Print Feature: The Boston Globe
Erin was recently featured in The Boston Globe talking about her work on Miss You Like Hell, her teaching at Brown, and more. We disagree with the headline of the article, seems like a slow burn insult to us, but the interview is still fun and interesting. Read the full article here.
Singer/songwriter Erin McKeown juggles the demands of being ‘not that famous’
By Lauren Daley
Growing up in Virginia, Erin McKeown thought she’d become an ornithologist. Then arriving at Brown University in Providence in the mid-'90s — and finding a home, literally, at nonprofit community arts organization AS220 — she switched her focus to ethnomusicology. Since then, she’s been a “guinea pig” at Harvard’s Berkman Klein Center for Internet & Society, collaborated with a Pulitzer Prize-winning playwright, played the Newport Folk and Bonnaroo festivals, has had her songs featured on “Gilmore Girls” and “The L Word,” and is now writing her own musical while teaching at an Ivy League school.
“I’ve just been a fly on a wall in some cool places,” says McKeown, 42, after sharing stories about how she ended up in a photo with best-selling writer Roxane Gay and found herself at dinner with the creator of “BoJack Horseman.”
“I occupy a really interesting position . . . where I’m not that famous, but successful enough to get into these rooms.”
The musical “Miss You Like Hell,” a collaboration between Pulitzer winner Quiara Alegría Hudes (book, lyrics) and McKeown (lyrics, music), is being produced by the Wilbury Theatre Group in Providence through March 29. Meanwhile (switching hats), the percussion-heavy folk-rocker plays a concert at Providence’s Goodwill Engine Company Saturday.
Nominated for five Drama Desk Awards, “Miss You Like Hell” deals with immigration through the story of a mother and daughter attempting to reconcile. When it received its New England premiere in Cambridge last year, the Globe said the play “has a timely tale to tell and a compelling reason to exist.”
We caught up with McKeown, a 2020 professor of the practice at her alma mater, to talk politics, theater, and Ethnomusicology 101.
Q. You were a musician first. What got you into theater?
A. I got a cold e-mail from Quiara in 2011 saying she heard one of my records and it sounded like a musical she wanted to write, and would I be interested in talking. And I fell in love with the project. It wasn’t something I was looking for, it was just one of those things where you do something — like be a singer/songwriter for a long time — and you leave these breadcrumbs.
Q. What album had she heard?
A. An album called “Hundreds of Lions” (2009). And “Miss You Like Hell” doesn’t sound anything like that anymore. It evolved throughout into its own thing, but that was the starting place.
Q. Can you explain what the show’s about?

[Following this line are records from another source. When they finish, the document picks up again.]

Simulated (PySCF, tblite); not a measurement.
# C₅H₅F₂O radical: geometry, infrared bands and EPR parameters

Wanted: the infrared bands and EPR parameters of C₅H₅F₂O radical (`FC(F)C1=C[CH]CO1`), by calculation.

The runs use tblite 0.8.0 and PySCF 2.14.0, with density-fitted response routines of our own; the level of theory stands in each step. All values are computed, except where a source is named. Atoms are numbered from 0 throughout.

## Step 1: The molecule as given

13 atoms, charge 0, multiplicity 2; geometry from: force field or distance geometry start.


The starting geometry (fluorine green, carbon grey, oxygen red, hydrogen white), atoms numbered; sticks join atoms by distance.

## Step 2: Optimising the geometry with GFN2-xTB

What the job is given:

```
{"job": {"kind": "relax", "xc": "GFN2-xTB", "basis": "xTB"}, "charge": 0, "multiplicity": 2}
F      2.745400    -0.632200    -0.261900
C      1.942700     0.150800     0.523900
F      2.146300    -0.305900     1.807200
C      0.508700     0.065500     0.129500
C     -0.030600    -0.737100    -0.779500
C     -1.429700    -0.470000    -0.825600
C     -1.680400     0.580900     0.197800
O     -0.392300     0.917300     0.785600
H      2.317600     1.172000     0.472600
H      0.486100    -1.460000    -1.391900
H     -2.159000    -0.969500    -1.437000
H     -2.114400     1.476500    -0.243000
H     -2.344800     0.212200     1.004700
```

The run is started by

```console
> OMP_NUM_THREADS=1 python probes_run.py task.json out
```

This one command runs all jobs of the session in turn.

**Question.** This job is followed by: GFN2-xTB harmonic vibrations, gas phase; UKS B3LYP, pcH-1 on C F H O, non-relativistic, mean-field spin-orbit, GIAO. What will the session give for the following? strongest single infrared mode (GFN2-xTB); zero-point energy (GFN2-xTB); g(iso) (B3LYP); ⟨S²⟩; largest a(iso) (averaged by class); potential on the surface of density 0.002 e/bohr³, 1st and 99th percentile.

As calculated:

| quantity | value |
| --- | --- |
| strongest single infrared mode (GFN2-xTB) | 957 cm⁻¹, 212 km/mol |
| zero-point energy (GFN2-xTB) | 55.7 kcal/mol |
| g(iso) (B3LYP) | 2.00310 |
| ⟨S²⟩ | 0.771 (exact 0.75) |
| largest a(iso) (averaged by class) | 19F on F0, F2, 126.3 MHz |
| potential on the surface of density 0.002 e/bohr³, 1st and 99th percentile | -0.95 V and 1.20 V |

A. It’s about a mother and daughter who take a road trip together, and they’re trying to put back their relationship after an estrangement. And what becomes clear once they get on the road is that the mom is undocumented, and she’s in a citizenship process that’s not going well. That forms the ticking clock of the musical. They’re traveling westward toward an immigration hearing and they know that they may not have a lot of time left with each other.
Q. How did that connect to your album?
A. I’ve always been really interested in percussion and propulsion. I’ve always written from a place of having a motor, essentially. And I think she felt that forward motion, and felt that it was a natural fit for a story that would take place in a car. Which in theater, is the hardest thing to stage, because it’s an enclosed static space, so how the music treats motion, and how you stage motion, becomes crucial.
Q. So the album wasn’t political.
A. No, it was a record I made about a breakup [laughs].
Q. When did you write this musical?
A. Musicals take a long time, which I didn’t know before we wrote one, and this went from 2011 to 2018. The situation for undocumented folks has been really difficult for a long time, so that, in some ways, hasn’t changed, but obviously things are worse now.
Q. So as you were writing, and immigration really came into the forefront in the news — did that impact the writing?
A. The first production of the show opened in November 2016, two days before election. So that was just heavy. [Laughs] That’s all I can say. We scheduled rewrites between that and our next production, which was spring 2018. So it certainly was on our minds.
There’s no quote-unquote message to the musical — people come in with that they bring, and we hope they leave with a more open heart. But there’s no message other than look at these two human people and their important story.
Q. What kind of reaction do you get from audience members?
A. For a lot of folks, it functions as a catharsis. There’s a lot of crying. As much as immigration is a heart-rending issue for a lot of families, the relationship between mothers and daughters is also deep and complicated. So both of those things happening at once is a lot [laughs].
Q. I love that you lived at AS220.
A. It was like being in the center of the coolest ant farm you can imagine. I’d get up to go to breakfast, and someone would be like, “Hey can you help me finish this mural?” Or “I need someone to hold a light for this film I’m making.”
Q. Were you into theater as a kid?
A. I was into sports and science. I went to nerd-kid science camp [laughs]. I grew up in a small town in Virginia. When I went to Brown, I thought I was going to become an ornithologist. Then once I got to Brown — Providence in the ‘90s was such a great experimental and fertile arts place — I was like, “Wow, OK. I don’t want to be a scientist at all.”
Q. [Laughs] What did you end up majoring in?
A. Ethnomusicology, which is like sociology and anthropology of music, how and why people use music. In some ways I’ve done nothing with that degree, and in other ways it makes total sense what I’m doing now.
Q. In what ways?
A. I really love the communion of a bunch of people in a room together. All these people have to work to get this show happening, all these people had to buy a ticket, get to the theater. The collective work it takes to get to that moment always moves me.
Q. You started making music 20 years ago. Did you start out playing in Boston?
A. My first record came out when I was a senior at Brown. I made it in western Mass., which is where I live now. My first forays [in live music] were Boston cafes. When I finally got a gig at Club Passim, that was the biggest deal. That has remained my home in Boston for shows.
Q. You said there was no message in the musical, but what kind of message do you get out of it, personally?
A. I’d say the play reminds me that you can find family anywhere. This time is fraught, it’s really crucial and dangerous in a lot of different of ways. I want to feel like I’m doing something that matters and has an opportunity to help people. I think “Miss You Like Hell” is something to be proud of in that sense.